Summer 2019 Quarterly Newsletter
Author: Larry W. Carroll, CFP®
Estimated Read Time: 3 minutes
We live in an uncertain, risky world and as investors we invest with uncertainty as well. Markets move up and down and we are never certain of the outcome, yet we long for certainty and for precision. We want the comfort of knowing 100% how things will turn out. Unfortunately, deep down we know that isn’t the case. After the recent run up in stocks, investors started to expect high returns. We call this recency bias, which is the tendency to believe that the most recent outcome is the most likely outcome. We know the good times won’t last and we know markets go up and down, but we don’t always act on that knowledge.
I want my clients to embrace uncertainty and be extremely skeptical of anyone’s forecasts (yes, even mine). Before you believe that email predicting the impending collapse of the Federal Reserve, ask yourself: What is the track record of the person making this prediction? Is there some unique information that this person has that the rest of the market has not accounted for? Do you really want to change your portfolio and disrupt your long-term plan based on this prediction?

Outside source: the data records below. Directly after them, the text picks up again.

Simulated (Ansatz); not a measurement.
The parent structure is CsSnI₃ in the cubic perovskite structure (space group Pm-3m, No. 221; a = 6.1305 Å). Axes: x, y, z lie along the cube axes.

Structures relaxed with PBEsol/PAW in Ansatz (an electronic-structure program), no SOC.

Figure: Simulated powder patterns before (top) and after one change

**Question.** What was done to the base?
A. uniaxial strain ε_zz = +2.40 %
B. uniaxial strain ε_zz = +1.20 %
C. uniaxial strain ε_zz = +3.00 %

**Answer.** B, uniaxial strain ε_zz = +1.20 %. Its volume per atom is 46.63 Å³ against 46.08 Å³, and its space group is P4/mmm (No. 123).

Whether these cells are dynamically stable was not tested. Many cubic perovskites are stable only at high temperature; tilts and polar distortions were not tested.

Let’s say that there is a 10% chance that at some point during your retirement there will be a 60-80% decline in stock prices. How does that feel? How would you deal with that? Would your plan survive that kind of correction? Notice that I did not predict that correction. In fact, I said that 90% of the time, you would never experience it. Yet the idea of that uncertainly is powerful. I am not trying to worry you, but I am saying that there may be a good reason to reduce risk.
William Bernstein said, “When you’ve won the game, stop playing.” That doesn’t mean that once you have enough money to fund retirement, you should take the cash and bury it in the back yard. It does mean that you need to talk with your advisor about how much risk is really appropriate, especially as the game changes during retirement. It is not all about getting rich. It is about never being poor.
Determining risk in a portfolio can be a challenge. Investors tend to underestimate negative probabilities and their consequences, particularly after the long bull market we have witnessed since 2009. We are all emotional beings, we all have biases that we develop over the years and we will all make our share of mistakes. Controlling risk should mean that none of those mistakes lead to consequences we cannot accept.
Trying to measure risk tolerance is a difficult job. I have never been a big believer that any questionnaire could assess a person’s true risk profile. It is our obligation as advisors to point out the probabilities and to react quickly when circumstances change… and hopefully to tell you when to stop playing.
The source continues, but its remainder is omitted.